Unit of comparison: A canary compares the new build against the old. An A/B test compares two or more product variants (which may share the same binary).
Success metric: Canary success = "nothing broke." A/B success = statistically significant lift on a business metric.
Traffic split duration: A canary runs until confidence is achieved and then rolls forward (hours). An A/B test runs until statistical significance is reached — often days or weeks.
User assignment: Canary splits by request or pod. A/B splits by user identity (sticky sessions), so the same user always sees the same variant throughout the experiment.
Who owns it: The SRE/platform team owns canary analysis. The product/growth team owns A/B experimentation, though the platform must provide the infrastructure.

At companies like Google, Netflix, and Meta, A/B experimentation is not an optional practice — it is the default mechanism for every product change that could affect user behavior. Netflix reportedly runs thousands of experiments simultaneously. That scale requires a dedicated experimentation platform, not ad-hoc feature flags.

The Experimentation Architecture

A mature experimentation platform has four layers:

Experimentation platform: assignment, variant serving, event collection, and statistical analysis.

Assignment layer: deterministic hashing on user_id + experiment_id guarantees the same user always lands in the same bucket. This is critical — if assignment is random per request, you get a mixed-treatment problem that invalidates your statistics.

Event pipeline: every user action emits an event tagged with the experiment variant. Impressions (exposure) and conversions (goal completions) must be tracked separately and joined later by the stats engine.

Metrics and Guardrails

Every experiment needs two classes of metrics defined before launch:

Primary metric: the one business outcome you are optimizing. Examples: checkout completion rate, 7-day retention, click-through rate. You win or lose the experiment on this metric.
Guardrail metrics: metrics that must not regress. Examples: page load time (p99), error rate, revenue per user. If any guardrail degrades beyond a threshold — even if the primary metric improves — the experiment is a failure and must be stopped.
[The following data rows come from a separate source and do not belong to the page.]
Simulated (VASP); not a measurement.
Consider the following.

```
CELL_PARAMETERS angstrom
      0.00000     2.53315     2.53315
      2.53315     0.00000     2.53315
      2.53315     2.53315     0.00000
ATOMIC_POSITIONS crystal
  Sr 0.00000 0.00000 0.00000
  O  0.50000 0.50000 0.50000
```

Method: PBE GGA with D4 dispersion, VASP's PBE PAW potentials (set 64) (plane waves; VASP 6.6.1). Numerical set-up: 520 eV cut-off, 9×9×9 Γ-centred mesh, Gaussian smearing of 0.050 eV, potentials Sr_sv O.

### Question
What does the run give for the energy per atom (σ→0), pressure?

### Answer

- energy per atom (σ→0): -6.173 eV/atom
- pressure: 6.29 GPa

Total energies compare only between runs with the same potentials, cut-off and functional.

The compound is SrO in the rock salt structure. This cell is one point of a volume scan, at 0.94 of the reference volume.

Never run an experiment without guardrail metrics. The classic failure: a redesigned checkout page increases conversion rate by 2% but increases latency by 300 ms because of heavier JavaScript. Without a latency guardrail, you ship a degraded experience at scale. Guardrails are your safety net equivalent of canary error-rate checks — but for user-impacting quality signals.

Feature Flags as the Delivery Vehicle

A/B tests are almost always implemented via feature flags. The flag system provides the assignment logic and the override mechanism. A minimal setup with Unleash (self-hosted, open-source) looks like this:

# unleash-feature.yaml — gradual rollout strategy with variants
name: checkout-redesign
description: A/B test of the new checkout flow
enabled: true
strategies:
  - name: gradualRolloutUserId
    parameters:
      percentage: "100"      # 100% exposed to the experiment
      groupId: "checkout-redesign"
variants:
  - name: control
    weight: 500              # 50% (total weight = 1000)
    payload:
      type: string
      value: "original"
  - name: treatment
    weight: 500
    payload:
      type: string
      value: "redesigned"

In application code, read the variant and emit the impression event atomically so you never count a user who was assigned but never exposed:

// Node.js — Unleash SDK variant evaluation
const variant = unleash.getVariant('checkout-redesign', context);
// context = { userId: req.user.id }

if (variant.enabled) {
  // emit impression BEFORE rendering
  analytics.track('experiment_impression', {
    experiment_id: 'checkout-redesign',
    variant: variant.name,
    user_id: req.user.id,
    timestamp: Date.now(),
  });

  if (variant.name === 'treatment') {
    return renderRedesignedCheckout(req, res);
  }
}
return renderOriginalCheckout(req, res);

Statistical Validity — What Big Tech Actually Enforces

Big-tech experimentation platforms enforce several statistical hygiene rules that many teams skip:

Pre-registration: the primary metric and sample size (minimum detectable effect) are locked before the experiment starts. Changing the metric after seeing results is HARKing (Hypothesizing After Results are Known) — scientific fraud that inflates false-positive rates.
No peeking / sequential testing: looking at p-values before the experiment ends and stopping early is the most common cause of false positives. Either enforce a fixed horizon or use a sequential testing method (e.g., the CUPED variance reduction technique used at Netflix, or mSPRT used at Booking.com).
Novelty effect: users react differently to new things. Long-running experiments (2+ weeks) filter out the novelty spike and surface the true steady-state effect.
SRM checks (Sample Ratio Mismatch): if you assigned 50/50 but the observed ratio is 48/52, something is broken in your assignment or logging. Always run an SRM check before trusting results.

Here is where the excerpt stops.